Political reforms have taken place. They are leapfrogging on technology.
That is very positive characteristic. The GDP growth is there, and penetration for certain things are still nascent. You can create a new brand, you can grow it. Whereas in the West, while some of these opportunities still exist, it could be saturated.
It is far more difficult to establish something new in the West because most people already have access to such products.
Most big funds are still underweight on emerging markets at the moment?
It depends on how people define it. In our assessment, people are still underweight on emerging markets because of the home country bias.
Also, we find that emerging market companies are not inferior to those in the West. We have done a lot of studies on this. The rate of return on equity for these companies are not inferior to those in the West. These are all the more reasons to buy into emerging market companies.
You told us about the things you like. What about the things you don’t like about emerging markets?

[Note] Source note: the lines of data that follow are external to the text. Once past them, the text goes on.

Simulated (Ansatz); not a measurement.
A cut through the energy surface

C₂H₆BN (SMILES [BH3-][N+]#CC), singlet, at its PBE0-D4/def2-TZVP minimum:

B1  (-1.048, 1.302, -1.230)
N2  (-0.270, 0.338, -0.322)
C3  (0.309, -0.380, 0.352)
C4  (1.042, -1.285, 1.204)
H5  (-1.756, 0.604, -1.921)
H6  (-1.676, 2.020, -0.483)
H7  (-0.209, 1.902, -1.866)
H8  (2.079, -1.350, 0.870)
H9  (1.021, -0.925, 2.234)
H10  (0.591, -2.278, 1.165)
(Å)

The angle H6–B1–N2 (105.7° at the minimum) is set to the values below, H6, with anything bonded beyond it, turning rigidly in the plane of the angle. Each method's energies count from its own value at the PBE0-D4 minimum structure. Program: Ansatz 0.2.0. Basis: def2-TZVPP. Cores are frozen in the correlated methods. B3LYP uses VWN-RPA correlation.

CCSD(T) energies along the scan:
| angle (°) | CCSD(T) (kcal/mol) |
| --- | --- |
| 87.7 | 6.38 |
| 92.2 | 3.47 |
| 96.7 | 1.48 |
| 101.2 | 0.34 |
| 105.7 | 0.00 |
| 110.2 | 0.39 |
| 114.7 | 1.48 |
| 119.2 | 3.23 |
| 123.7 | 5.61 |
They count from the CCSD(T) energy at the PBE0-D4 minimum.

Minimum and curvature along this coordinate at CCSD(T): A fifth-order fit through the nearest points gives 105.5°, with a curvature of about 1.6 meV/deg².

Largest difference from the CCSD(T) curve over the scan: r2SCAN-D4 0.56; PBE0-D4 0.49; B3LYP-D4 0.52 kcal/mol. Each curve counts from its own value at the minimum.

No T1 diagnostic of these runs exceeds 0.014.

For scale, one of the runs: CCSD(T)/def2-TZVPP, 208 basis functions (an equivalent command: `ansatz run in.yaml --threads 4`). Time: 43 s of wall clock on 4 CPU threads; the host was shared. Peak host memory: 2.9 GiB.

We have stayed away from companies and countries where the government has extremely strong influence on shareholder returns, We have typically avoided the utilites, where the governments don’t want them to make a lot of money.
We also try to stay away from companies where the corporate governance is bad, So for us, the number one health-check is really the corporate governance. It should be good, or on the way to improving further.
Are you positive on the energy sector at current oil prices of around US$50?
We are neutral on energy. We used to be underweight, but now we have turned neutral. And its all about specific companies. Its not about the price of oil. We think its going to be range-bound. But we are not trying to predict that. We are trying to look for companies that are in the best position to generate cashflow for shareholders. Not those that would benefit significantly from an increase in oil prices.
What is the impact of the Fed raising interest rate, since you said that emerging markets are now less dependent on policies of the West?
Again it comes down to individual countries. Some countries have very high interest rates and is in fact embarking on a cutting cycle. Like for example Brazil. In general, investors are over obsessed with the Fed raising rates and how that will impact emerging markets, rather than how the Fed rate hike will impact the US economy.
If the Fed is raising interest rates because the US is becoming much stronger than what they thought, then it is ok. This is because demand drivers are in place.
Nonetheless I feel that the Fed raising interest rates have more or less been discounted by emerging markets. The US economy is also appearing stronger.
Should the US be more concentrated on bringing back jobs and investments to the US, how does this affect emerging markets?
From an emerging market point of view, China has filled in a great void. It has become a very important demand driver and source of investment. It is not being led by the funds, but by the government and the banks. And we see that that is not slowing down. We are seeing more and more commitment to fulfil the void that is being left by the West.
What is your opinion on the One Belt One Road policy?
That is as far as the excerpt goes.